German to face trial over sale of graphite to Iran

7th February 2009, Comments 0 comments

The announcement comes amid renewed worries over Iran’s nuclear program.

Berlin -- A German businessman will face trial on charges of selling 16 tonnes of graphite to Iran, a substance that can be used to build rockets.

The 63-year-old suspect, identified as Hans-Josef H., will go on trial at the Coblence court in southwestern Germany for "violating foreign trade law," the federal prosecutor's office said Friday.

The suspect is accused of delivering the material between June 2005 and June 2007 through Turkey. He allegedly hid the nature of the shipment's contents from customs to avoid export restrictions on the material.

The businessman, who has been in provisional detention since June, is also accused of attempting to deliver another 10 tonnes of graphite to an Iranian firm that is included on a list of companies under international embargo.

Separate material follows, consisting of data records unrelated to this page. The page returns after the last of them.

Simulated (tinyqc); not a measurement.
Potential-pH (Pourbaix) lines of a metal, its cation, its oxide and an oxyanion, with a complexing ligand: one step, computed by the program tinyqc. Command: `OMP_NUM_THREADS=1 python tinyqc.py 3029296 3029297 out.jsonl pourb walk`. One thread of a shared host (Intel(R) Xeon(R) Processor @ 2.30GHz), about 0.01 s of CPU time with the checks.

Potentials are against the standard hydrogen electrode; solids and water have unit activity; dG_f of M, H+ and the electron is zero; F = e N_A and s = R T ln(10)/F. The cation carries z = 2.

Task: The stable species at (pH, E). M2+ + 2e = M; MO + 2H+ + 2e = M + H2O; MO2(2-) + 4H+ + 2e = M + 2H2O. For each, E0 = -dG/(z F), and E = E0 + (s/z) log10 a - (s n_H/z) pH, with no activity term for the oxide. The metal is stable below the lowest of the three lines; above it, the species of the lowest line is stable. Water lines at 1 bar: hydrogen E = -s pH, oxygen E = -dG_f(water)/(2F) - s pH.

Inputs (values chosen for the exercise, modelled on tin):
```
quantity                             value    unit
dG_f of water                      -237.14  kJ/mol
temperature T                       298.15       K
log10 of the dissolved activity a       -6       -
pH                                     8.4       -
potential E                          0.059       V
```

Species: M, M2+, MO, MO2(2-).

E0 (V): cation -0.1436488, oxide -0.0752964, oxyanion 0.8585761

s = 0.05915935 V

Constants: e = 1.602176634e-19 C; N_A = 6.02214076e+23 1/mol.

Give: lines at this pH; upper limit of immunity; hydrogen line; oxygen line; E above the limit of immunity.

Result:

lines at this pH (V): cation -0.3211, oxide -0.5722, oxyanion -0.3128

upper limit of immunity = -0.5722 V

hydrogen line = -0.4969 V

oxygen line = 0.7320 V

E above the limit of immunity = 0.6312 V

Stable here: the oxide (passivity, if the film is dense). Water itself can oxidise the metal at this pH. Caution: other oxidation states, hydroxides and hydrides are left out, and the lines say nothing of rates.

The 10-tonne shipment was intercepted by Turkish customs in 2007.

Germany is part of a European diplomatic push to convince Iran to freeze its controversial nuclear program, which Western powers fear could be used to build an atomic bomb.

Iran set alarm bells ringing in the West on Monday with its launch of a domestically manufactured satellite. The West fears Tehran could use similar technology to carry nuclear warheads.